Show Boat: Performing Race in an American Musical tells the full story of the making and remaking of the most important musical in Broadway history. Drawing on exhaustive archival research and including much new information from early draft scripts and scores, this book reveals how Oscar Hammerstein II and Jerome Kern created
Show Boat in the crucible of the Jazz Age to fit the talents of the show's original 1927 cast. After showing how major figures such as Paul Robeson and Helen Morgan defined the content of the show, the book goes on to detail how
Show Boat was altered by later directors, choreographers, and performers up to the end of the twentieth century. All the major New York productions are covered, as are five important London productions and four Hollywood versions.
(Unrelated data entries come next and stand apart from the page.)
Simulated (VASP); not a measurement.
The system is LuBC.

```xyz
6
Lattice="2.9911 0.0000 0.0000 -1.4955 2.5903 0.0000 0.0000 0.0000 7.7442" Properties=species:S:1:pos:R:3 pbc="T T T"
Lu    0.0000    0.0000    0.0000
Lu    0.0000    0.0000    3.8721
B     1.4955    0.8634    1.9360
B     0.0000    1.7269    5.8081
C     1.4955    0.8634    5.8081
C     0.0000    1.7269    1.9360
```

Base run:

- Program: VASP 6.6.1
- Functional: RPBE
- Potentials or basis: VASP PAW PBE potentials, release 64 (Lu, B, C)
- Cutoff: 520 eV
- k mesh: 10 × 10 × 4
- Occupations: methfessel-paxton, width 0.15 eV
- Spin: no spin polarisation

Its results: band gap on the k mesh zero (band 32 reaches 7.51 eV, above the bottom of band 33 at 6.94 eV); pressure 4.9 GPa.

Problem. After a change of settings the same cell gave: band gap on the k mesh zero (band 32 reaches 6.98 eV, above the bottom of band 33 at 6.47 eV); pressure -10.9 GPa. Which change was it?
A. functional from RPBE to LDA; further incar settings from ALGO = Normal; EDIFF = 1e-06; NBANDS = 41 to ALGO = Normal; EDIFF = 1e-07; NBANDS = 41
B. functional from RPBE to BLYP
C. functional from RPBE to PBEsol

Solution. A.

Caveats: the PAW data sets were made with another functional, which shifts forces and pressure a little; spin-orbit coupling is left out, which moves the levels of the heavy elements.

Again and again, the story of
Show Boat circles back to the power of performers to remake the show, winning appreciative audiences for over seven decades. Unlike most Broadway musicals,
Show Boat put black and white performers side by side. This book is the first to take
Show Boat's innovative interracial cast as the defining feature of the show. From its beginnings,
Show Boat juxtaposed the talents of black and white performers and mixed the conventions of white-cast operetta and the black-cast musical. Bringing black and white onto the same stage -- revealing the mixed-race roots of musical comedy --
Show Boat stimulated creative artists and performers to renegotiate the color line as expressed in the American musical. This tremendous longevity allowed
Show Boat to enter a creative dialogue with the full span of Broadway history.
Show Boat's voyage through the twentieth century offers a vantage point on more than just the Broadway musical. It tells a complex tale of interracial
encounter performed in popular music and dance on the national stage during a century of profound transformations.